That changed a decade ago, as airplanes turned into missiles and crashed into the World Trade Towers. It was a high price that ordinary Americans paid for foreign involvements that were not of their choosing. And yet, 9-11 raised a clamor among people that they be told how US foreign policy was conducted. As popular demand forced the media to zero into the world – and Afghanistan and Pakistan became house-hold names – the globe grew more connected.

In undertaking to write `Aboard the Democracy Train,’ I went back in time – from the Cold War days when the US and Pakistan had combined to defeat the Soviet invasion of Afghanistan. Then, as a front line reporter for the daily Dawn newspaper in Karachi, Pakistan, I had chronicled how the weapons funneled to the Afghan Mujahedeen next door, were used to settle ethnic and tribal feuds inside Pakistan. It was the period when US-Pakistan collaboration hastened the rise of the Taliban.

Back then, I was one of the nation’s few women reporters to document Benazir Bhutto’s meteoric rise to become the nation’s first woman prime minister. Fast forward nearly two decades later. Based in Washington D.C. in the post 9/11 era, I was privy to another historical event. This time, it was Benazir – adored by Pakistan’s masses – attempting to convince the US that she would be a better candidate than President Gen. Pervaiz Musharraf in tackling Al Qaeda and Taliban militants in the region.

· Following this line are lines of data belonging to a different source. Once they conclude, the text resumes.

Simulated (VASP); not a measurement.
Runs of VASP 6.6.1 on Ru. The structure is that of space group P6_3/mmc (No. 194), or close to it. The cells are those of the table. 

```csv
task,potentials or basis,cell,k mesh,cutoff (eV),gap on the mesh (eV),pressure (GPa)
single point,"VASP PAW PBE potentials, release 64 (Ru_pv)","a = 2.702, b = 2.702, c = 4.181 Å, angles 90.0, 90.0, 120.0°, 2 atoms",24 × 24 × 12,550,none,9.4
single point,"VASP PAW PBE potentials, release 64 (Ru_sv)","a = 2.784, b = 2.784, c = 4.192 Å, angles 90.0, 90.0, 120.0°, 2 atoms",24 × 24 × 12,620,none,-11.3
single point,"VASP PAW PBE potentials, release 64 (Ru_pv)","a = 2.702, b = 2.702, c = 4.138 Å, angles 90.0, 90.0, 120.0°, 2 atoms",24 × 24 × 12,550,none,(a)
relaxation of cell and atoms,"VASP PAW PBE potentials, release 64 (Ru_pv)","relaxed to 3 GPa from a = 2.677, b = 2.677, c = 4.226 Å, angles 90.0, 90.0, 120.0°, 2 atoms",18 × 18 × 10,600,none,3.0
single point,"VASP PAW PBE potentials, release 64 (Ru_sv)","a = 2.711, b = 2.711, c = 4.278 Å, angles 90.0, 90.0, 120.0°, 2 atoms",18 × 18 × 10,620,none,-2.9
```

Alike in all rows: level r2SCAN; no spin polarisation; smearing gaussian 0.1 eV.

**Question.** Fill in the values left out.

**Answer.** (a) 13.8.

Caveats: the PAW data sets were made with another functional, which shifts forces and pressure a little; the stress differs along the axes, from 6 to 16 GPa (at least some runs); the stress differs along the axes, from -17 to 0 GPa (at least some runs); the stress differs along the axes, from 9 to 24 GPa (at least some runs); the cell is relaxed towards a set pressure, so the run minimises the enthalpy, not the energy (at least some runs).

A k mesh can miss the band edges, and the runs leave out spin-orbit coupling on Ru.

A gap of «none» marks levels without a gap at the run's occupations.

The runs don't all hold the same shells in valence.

The tight rope that Benazir walked between the US and Pakistan military’s interests – not to mention the antipathy she aroused as a woman within the terror network – led to her tragic and inevitable end. Her murder fed into the clamor for change by the masses, grown more impoverished and brutalized by the spill over of the Afghan war. `Aboard’ documents how after Benazir joined her family of martyred Bhuttos, and her Pakistan Peoples Party was swept into power – it catapulted husband, President Asif Zardari into new and unchartered territory.

But the world too changed after 9/11 precipitated the US invasion of Afghanistan a decade ago. The US’s longest war – with numerous soldiers’ deaths and combat related suicides – has taken a toll on American society. While the economic recession sweeping across the US and Europe has triggered demands in the West to draw back in its foreign involvements and focus on jobs and growing the economy at home.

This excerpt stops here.